Carlson makes large-scale paintings and drawings that incorporate Indigenous futurism, traditional storytelling and assimilation metaphors. Her work questions the authority of museums to possess and display Native objects.
Hopkins is a leading curator of Native art from North American and most recently co-organized the 2019 Toronto Biennial of Art. In 2015, she curated “An Evening Redness in the West,” an exhibition at the Museum of Contemporary Native Arts in Santa Fe, N.M., that included art by Bebo and Carlson.
“I love seeing artists and curators in conversation about the questions they are asking and the challenges they are working through,” Powell said. “At KAM, we are interested in building relationships between artists and researchers. Specifically, this series will continue to inform our choices about a range of museum projects, including acquisitions and exhibitions.”
Powell will moderate Thursday’s conversation with Jenny Davis, an anthropology and American Indian Studies professor and the Chancellor’s Fellow of Indigenous Research and Ethics.
KAM will screen the 2017 film “Through the Repellent Fence” at the second event in the series, at 5:30 p.m. March 9 in Room 331, Art & Design building. The film is about the creation of a 2-mile floating art installation of balloons across the U.S.-Mexico border by the interdisciplinary Indigenous artist collective Postcommodity.
“Instead of making art that would potentially disrupt the land, the scare-eye balloons hover temporarily over the border. By having them go over the border from Arizona to Sonora, Mexico, and back, you can’t tell where the border begins and where it ends, and that’s the point,” said Tahmahkera, who wrote a curriculum guide to the film. “Indigenous people were already here, before the border. There’s an adage, ‘We didn’t cross the border, the border crossed us.’ Indigenous homelands are on both sides of someone else’s constructed border.”

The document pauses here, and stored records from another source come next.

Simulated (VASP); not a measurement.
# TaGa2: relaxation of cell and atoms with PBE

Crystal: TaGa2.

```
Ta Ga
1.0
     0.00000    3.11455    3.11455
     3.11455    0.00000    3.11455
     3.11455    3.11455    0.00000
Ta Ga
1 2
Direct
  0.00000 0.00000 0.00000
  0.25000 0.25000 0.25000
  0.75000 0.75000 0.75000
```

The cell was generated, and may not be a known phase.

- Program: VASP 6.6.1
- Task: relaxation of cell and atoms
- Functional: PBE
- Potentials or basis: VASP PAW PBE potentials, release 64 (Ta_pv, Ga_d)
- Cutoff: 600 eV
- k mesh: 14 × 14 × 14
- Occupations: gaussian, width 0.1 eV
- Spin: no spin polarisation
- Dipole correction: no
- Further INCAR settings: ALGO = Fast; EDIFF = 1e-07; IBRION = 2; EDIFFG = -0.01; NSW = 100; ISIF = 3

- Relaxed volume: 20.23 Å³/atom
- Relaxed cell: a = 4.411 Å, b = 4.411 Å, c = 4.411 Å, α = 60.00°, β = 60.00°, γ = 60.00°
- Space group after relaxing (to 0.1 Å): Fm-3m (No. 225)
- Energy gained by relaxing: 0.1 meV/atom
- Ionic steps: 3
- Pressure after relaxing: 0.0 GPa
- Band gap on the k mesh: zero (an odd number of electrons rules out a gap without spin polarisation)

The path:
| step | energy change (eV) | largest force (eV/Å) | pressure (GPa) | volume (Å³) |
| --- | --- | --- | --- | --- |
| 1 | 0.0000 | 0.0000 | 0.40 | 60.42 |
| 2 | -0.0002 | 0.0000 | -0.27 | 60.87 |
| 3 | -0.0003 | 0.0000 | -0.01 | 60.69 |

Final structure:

Chacon, a composer, sound artist and, as a member of Postcommodity, one of the creators of “Repellent Fence,” will talk with Tahmahkera following the film screening.
“As so many good artists do, he really helps challenge and deconstruct boundaries in ways that question why we even have them,” Tahmahkera said.
The project is a critique of land art made by white artists in the 1960s and 1970s on Indigenous lands without acknowledgement or regard for whose land it was, he said. The art project and the film “are ensuring Indigenous people’s narratives are at the center, instead of being erased or marginalized.”
“The community effort involved in making this piece is a great example of the engaged activism and public art-making that we hope our students produce as part of their future practices in art, design and educational work,” said Melissa Pokorny, an art professor and executive associate director of the School of Art and Design.
Chacon will be on campus for a weeklong residency, meeting with students in music, art and design, and American Indian Studies.
The final event in the spring series, “A Human from Earth,” features a talk by painter and storyteller Slick, a professor of painting at Rhode Island School of Design, at 5:30 p.m. March 26 in the KAM Auditorium.
“Duane Slick’s work is deeply engaged with issues of legacy and cultural awareness,” Pokorny said. “He asks critical questions regarding the tensions of being a contemporary Native artist, including tribal identity in the face of a dominant culture driven by individualism, the conflict between market ethics and values and tribal ethics and values, and the role of the sacred and the secular.”
While the work highlighted in the series is Native, it isn’t confined to that category, Tahmahkera said.
“It doesn’t have to check certain boxes,” he said. “The emphasis is on the now, showing Native people making and sharing art now, showing where their art is coming from and where it is going in the future.”